[This is a continuation of a discussion of the “shape of the web” that started in Twitter and then moved to Richard Veryard’s blog: What shape is the Internet.]
Glad we agree on the 1st point. On the 2nd point, I'm not sure Tim's vision of hypermedia was all that "innocent".
I think both Tim Berners-Lee, and Ted Nelson before him, understood that "hypermedia" implied not only following links to go from media to media, but also that such media would be (mis)interpreted, copied, rearranged, (mis)used, mashed up, etc.
In a speech from 2005, Tim presents a slide entitled "The two gods of literature", which goes as follows:
[begin slide]
according to Ted Nelson
* The Writer
* The Reader
A common benefit, overlap of need.--but a battle.
[end slide]
A bit cryptic, so I searched(!) for any discussion of the two gods by Ted. The only discussion that I could find is in this BBC interview: “I think of it as a form of writing - and writing is essentially what I would call a two-God system, because God the author proposes and God the reader disposes. The author is completely free to do anything on the page that he likes.” (I would have said “to the page”.)
I can’t be sure, but I think Ted (and Tim perhaps to a lesser degree) WERE plugged into the more general concept of intertextuality: “the shaping of texts' meanings by other texts. It can refer to an author’s borrowing and transformation of a prior text or to a reader’s referencing of one text in reading another.” ( ). For a good discussion of intertextuality (if you like semiotics and literary theory), see this article.

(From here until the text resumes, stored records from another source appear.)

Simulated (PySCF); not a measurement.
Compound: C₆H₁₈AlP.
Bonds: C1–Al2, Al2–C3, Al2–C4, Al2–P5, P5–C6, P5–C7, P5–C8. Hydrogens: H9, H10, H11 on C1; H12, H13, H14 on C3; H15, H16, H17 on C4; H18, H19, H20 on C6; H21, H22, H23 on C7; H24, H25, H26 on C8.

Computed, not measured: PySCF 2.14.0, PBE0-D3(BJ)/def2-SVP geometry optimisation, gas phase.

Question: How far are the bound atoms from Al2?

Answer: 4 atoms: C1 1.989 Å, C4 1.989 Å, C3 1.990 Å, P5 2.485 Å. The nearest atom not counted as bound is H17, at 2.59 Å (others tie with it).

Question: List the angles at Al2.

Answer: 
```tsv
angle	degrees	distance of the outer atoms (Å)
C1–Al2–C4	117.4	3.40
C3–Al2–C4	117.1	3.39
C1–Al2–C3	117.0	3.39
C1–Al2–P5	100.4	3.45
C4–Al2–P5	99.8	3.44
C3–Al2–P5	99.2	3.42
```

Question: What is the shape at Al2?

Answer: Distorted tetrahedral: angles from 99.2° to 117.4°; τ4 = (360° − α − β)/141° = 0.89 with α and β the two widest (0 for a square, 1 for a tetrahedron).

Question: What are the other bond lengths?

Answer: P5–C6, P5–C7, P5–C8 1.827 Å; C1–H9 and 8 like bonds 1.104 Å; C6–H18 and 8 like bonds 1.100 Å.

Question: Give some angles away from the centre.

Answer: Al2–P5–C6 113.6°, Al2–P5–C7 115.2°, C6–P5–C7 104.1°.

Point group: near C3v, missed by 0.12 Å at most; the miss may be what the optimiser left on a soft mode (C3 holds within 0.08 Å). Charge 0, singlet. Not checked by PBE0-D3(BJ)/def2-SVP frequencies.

What I think both are alluding to with the metaphor of “two gods”, the reader and the writer, is the idea that “hypertextuality increases intertextuality”: hypertext increases the (mis)use of text (really all media) by users (readers) in ways unforeseen (and often unapproved) by producers (authors). So I think both Tim and Ted are completely unsurprised (but not unconcerned) with how the web of hypermedia is (mis)used in ever more sophisticated ways. It is not just any battle, it is a Red Queen arms race among readers and writers!
The web of linked media enables easier exploration and exploitation of that media.